Study: Apartments near LIRR stations still scarce

The Modera, a building with rental units that recently opened near the Mineola LIRR station, is 70 percent occupied. Credit: Danielle Finkelstein
Fewer than one in three Long Island apartments are located near train stations — and that does not appear to be changing, a new report finds.
Of the Island’s more than 83,000 existing rental units, 30 percent are within a half-mile of train stations, the Long Island Index reported in a study to be released Wednesday. Of the roughly 20,500 rentals proposed for construction, even fewer — 27 percent — are close to a Long Island Rail Road stop, according to the Index, a project of the Garden City-based Rauch Foundation.
The Island is “in danger of missing the opportunities for greater reliance on rail” if it does not encourage more downtown development, the report concluded.
In Westchester, New Jersey and Connecticut, young adults and baby boomers are flocking to new rentals in revitalized downtowns, said Ann Golob, director of the Long Island Index.

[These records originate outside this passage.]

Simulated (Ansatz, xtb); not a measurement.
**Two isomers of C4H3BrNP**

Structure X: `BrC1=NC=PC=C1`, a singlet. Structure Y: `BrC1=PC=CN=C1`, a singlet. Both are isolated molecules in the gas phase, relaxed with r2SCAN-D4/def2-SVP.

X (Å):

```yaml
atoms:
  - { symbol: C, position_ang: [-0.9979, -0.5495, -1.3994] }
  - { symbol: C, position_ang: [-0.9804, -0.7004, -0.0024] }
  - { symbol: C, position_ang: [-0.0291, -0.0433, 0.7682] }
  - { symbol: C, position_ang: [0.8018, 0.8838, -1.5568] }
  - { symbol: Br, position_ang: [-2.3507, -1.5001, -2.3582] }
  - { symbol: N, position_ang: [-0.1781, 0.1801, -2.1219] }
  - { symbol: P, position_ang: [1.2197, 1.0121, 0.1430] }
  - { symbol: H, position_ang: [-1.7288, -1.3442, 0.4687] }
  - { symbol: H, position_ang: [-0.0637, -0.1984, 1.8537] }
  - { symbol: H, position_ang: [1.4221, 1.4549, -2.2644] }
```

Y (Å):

Those communities “have figured out how to begin to make this work,” Golob said. “If Long Island doesn’t figure this out, we really will have fewer young people choosing to live here.”
The report includes interactive maps of multifamily developments on the Island showing detailed information about apartment buildings, as well as the Island’s nearly 79,000 co-ops and condominiums. Hempstead and Freeport have the most rentals near train stations: 4,253 and 2,550, respectively, followed by Rockville Centre with nearly 1,800, and Great Neck, Long Beach and Mineola with roughly 1,200 each.
In Mineola, a new 275-unit apartment building opened in October, about a third of a mile from the Mineola LIRR station. Rents range from about $2,400 for a one-bedroom to nearly $3,700 for a two-bedroom with a loft.
The developer, Dallas, Texas-based Mill Creek Residential Trust, builds near train stations because that’s what affluent renters want, said Russell Tepper, a senior managing director with the compnay. “They’d prefer to have more disposable income to spend on cultural experiences, on outside dining, on vacations, rather than on maintaining a home,” Tepper said.
The Mineola building is 70 percent occupied, a faster-than-anticipated rate, with 45 percent of its residents ages 18 to 35, and 20 percent older than 55, he said.